We used to drink a sweet syrup on such occasions, for this was before a cup of tea was the fashionable drink.

I was often asked to play, so that Cham had every opportunity to draw my profile. He represented me as seated on five or six folios of music with my hands in the air, scarcely reaching the keyboard. This was obviously an exaggeration, but there was enough truth in it to show that it was founded on fact.

I often went with Cham to see a lovely and lovable friend of his in the Rue Tarranne. Naturally I was asked to "play the piano." I remember that on one evening when I was asked to play I had just received third place in a prize competition both on the piano and in solfeggio, and to prove it I had two heavy bronze medals inscribed "Conservatoire impérial de musique et de déclamation." It is true that they listened to me no better on this account, but I was affected by the honor nevertheless.

Some years later, in the natural course of events, I learned that Cham had secretly married the beautiful lady of the Rue Tarranne. As he was somewhat embarrassed by the marriage, he did not send announcement cards to his friends, much to their surprise. When they asked him about it, he replied, wittily,

"Of course I sent announcements. … They were anonymous."

In spite of my mother's extreme watchfulness, I escaped from home one evening. I knew that they were giving Berlioz's L'Enfance du Christ at the Opéra-Comique and that the great composer was to conduct. I could not pay my way in, but I had an irresistible desire to hear the work, especially as it was a creation of Berlioz's, who aroused the enthusiasm of all our young people. So I asked my companions who sang in the children's chorus to take me in and let me hide among them. I must confess that I secretly wanted to get behind the scenes of a theater.

As might be imagined, my escapade rather upset my mother. She waited up for me until after midnight … she thought I was lost in this vast Paris.

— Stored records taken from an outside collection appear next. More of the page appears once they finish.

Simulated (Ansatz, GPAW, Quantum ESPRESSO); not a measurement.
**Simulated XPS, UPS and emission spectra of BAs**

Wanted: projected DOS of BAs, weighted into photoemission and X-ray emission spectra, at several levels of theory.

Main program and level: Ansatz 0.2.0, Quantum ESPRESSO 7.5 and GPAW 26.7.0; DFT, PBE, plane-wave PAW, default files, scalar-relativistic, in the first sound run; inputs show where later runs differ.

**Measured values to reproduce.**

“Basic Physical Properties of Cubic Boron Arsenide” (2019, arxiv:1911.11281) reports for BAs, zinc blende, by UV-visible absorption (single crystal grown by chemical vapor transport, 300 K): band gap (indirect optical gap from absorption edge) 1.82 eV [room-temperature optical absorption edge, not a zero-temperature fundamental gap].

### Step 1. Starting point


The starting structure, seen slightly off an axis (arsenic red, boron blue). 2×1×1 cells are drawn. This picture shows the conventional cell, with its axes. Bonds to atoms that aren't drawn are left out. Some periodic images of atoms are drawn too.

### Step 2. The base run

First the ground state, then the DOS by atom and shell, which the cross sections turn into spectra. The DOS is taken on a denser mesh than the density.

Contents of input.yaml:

Needless to say that, when I came in abashed and shamefaced, I was well scolded. I bore up under two storms of tears—if it is true that a woman's wrath, like the rain in the forests, falls twice; still, a mother's heart cannot bear anger forever—and I went to bed made easy on that scare. Nevertheless I could not sleep. I recalled all the beauties of the work I had just heard and before my mind's eye I saw again the tall and impressive figure of Berlioz as he directed the superb performance in masterly style.

My life ran on happily and industriously, but this did not last. The doctors ordered my father to leave Paris, as the climate did not agree with him, and to take treatment at Aix-les-Bains in Savoy. My mother and father followed this advice and went to Chambéry taking me with them. My artistic career was interrupted, but there was nothing else for me to do.

I stayed at Chambéry for two long years; still the life there was not monotonous. I passed the time in classical studies, alternating with diligent work on scales and arpeggios, sixths and thirds, as if I were going to be a fiery pianist. I wore my hair ridiculously long, as was the style with every virtuoso, and this touch of resemblance harmonized with my dreams. It seemed to me that wild locks of hair were the complement of talent.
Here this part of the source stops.